Birds of a feather, flock together

Unsupervised Clustering

Birds flocking together. Source

Birds flocking together. Source

In a previous post I gave an overview of 3 methods of Machine Learning - Supervised, Unsupervised and Reinforcement Learning.  In this post, I will give more detail on how unsupervised learning works, by giving examples of  2 Unsupervised Clustering algorithms.

You are the average of the five people you spend the most time with.
— Jim Rohn

Clustering

This algorithm works by making subgroups of numerical data into a number of clusters.  A simple example of this could be to take the heights and weights of a group of individuals and create clusters to indicate gender.  In this case, we would be clustering the data on 2 classes. 

In the above example we know that there should be as there are only 2 logical groups.  However, we don't have to give the algorithm this information.  We could, allow it to determine the number of clusters itself, and then sense check the output for our 2 logical groups. Further,  we may not know the number of clusters in our data and want the algorithm to figure this our for us.  

These 2 approaches of whether or not to tell the algorithm in advance the number of clusters we want are called:

  • Flat Clustering - passing the expected cluster count as 'K'
  • Hierarchical Clustering.- not passing the expected cluster count as 'K'

Flat Clustering with K-Means

One of the most popular Flat Clustering algorithms is K-means.  This algorithm works on numerical data and assumes that the clusters in your data are in relatively sized groups.  The 'K', in K-means represents the number of clusters which you expect to find in the data.

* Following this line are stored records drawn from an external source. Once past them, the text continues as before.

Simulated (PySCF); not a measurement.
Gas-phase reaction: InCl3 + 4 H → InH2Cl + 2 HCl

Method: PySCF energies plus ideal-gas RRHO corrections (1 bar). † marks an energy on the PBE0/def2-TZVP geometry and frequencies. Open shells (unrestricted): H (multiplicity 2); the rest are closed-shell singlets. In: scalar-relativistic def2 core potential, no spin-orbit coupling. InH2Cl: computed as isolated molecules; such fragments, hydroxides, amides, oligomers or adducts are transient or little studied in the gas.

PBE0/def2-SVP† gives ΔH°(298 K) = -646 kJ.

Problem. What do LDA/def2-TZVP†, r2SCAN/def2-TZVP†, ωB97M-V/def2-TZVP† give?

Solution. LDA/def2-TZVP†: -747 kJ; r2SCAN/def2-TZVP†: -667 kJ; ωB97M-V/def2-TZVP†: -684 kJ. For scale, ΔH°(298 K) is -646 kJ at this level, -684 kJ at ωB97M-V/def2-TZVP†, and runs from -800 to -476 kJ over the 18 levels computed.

This algorithm works by choosing 'K' points in the data as an initial estimate for the centres of our  expected clusters. These centres are called Centroids.  The next step is to measure the distance (frequently Euclidean) from each remaining features to each Centroid, and assign the features to its nearest Centroid as the centre of its cluster.

Now that we have K Centroids with a cluster of feature sets around them, we take the mean of each cluster, and create a new Centroid where the mean of these points is located.  This process is repeated until our Centroids stop moving, at which point, we're done.

Fig. 1 K-means

Fig. 1 K-means

K-Means with the Iris Dataset

Let's take a look at an example of using K-Means with the Iris Dataset, which contains 50 samples of each 3 species of Iris:

  • Iris Setosa
  • Iris Virginica
  • Iris Versicolor

These species are the labels by which we want to cluster our data.  Our features are:

  • Sepal Length
  • Sepal Width
  • Petal Length
  • Petal Width

As K-means is an unsupervised algorithm we will be excluding these labels from our data and using Sci-kit learn's implementation of K-Means to classify the Iris data-set based on the features above. We will then compare the Labels classified by the algorithm with the true labels, and calculate our accuracy.  

One thing to note here is that our accuracy score may come out as a number higher than 50% or lower.  If the accuracy is lower than 50% then we take the compliment of the score for our true accuracy.  For example, a accuracy score of 32% is to be read as 100% -32% = 68%.  Lets take a look at the Python code:

import numpy as np
from sklearn.cluster import KMeans
from sklearn import datasets
import matplotlib.pyplot as plt

iris = datasets.load_iris()
X = iris.data
y = iris.target
clf = KMeans(n_clusters=3)
clf.fit(X)
#Array of the Centroids created in the K-Means Fit method
centroids =     clf.cluster_centers_
#Array of the Labels created in the K-Means Fit method
labels      =   clf.labels_
#Array of colors for the featuresets
colors = ["g.","r.","c.","b.","k.","o."]
#Iterate over the predictions and compare to our Y label
correct = 0.0
for i in range(len(X)):
    predict_me = np.array(X[i].astype(float))
    predict_me = predict_me.reshape(-1,len(predict_me))
    prediction = clf.predict(predict_me)
    #Compare the prediction to our known labels as Y
    if prediction[0] == y[i]:
        correct += 1
    #Plot our featuresets with lables dtermined by K-means
    plt.plot( X[i][0], X[i][1] ,colors[labels[i]] , markersize=25,zorder=1)
#Plot the calculated centroids
plt.scatter(centroids[:,0], centroids[:,1], marker='x', s=150, linewidths=5 ,zorder=2)
#Print our accuracy score (remember to invert this if lower than 50%)
print(correct/len(X))

plt.ylabel('Sepal Width')
plt.xlabel('Sepal Length')
plt.show()

Our accuracy here was 0.893, which means that based solely on the features, the K-Means algorithm was able to correctly classify 89% of the data.  Having plotted the data, we can see in Fig. 2, where the algorithm has settled on the locations each Centroid.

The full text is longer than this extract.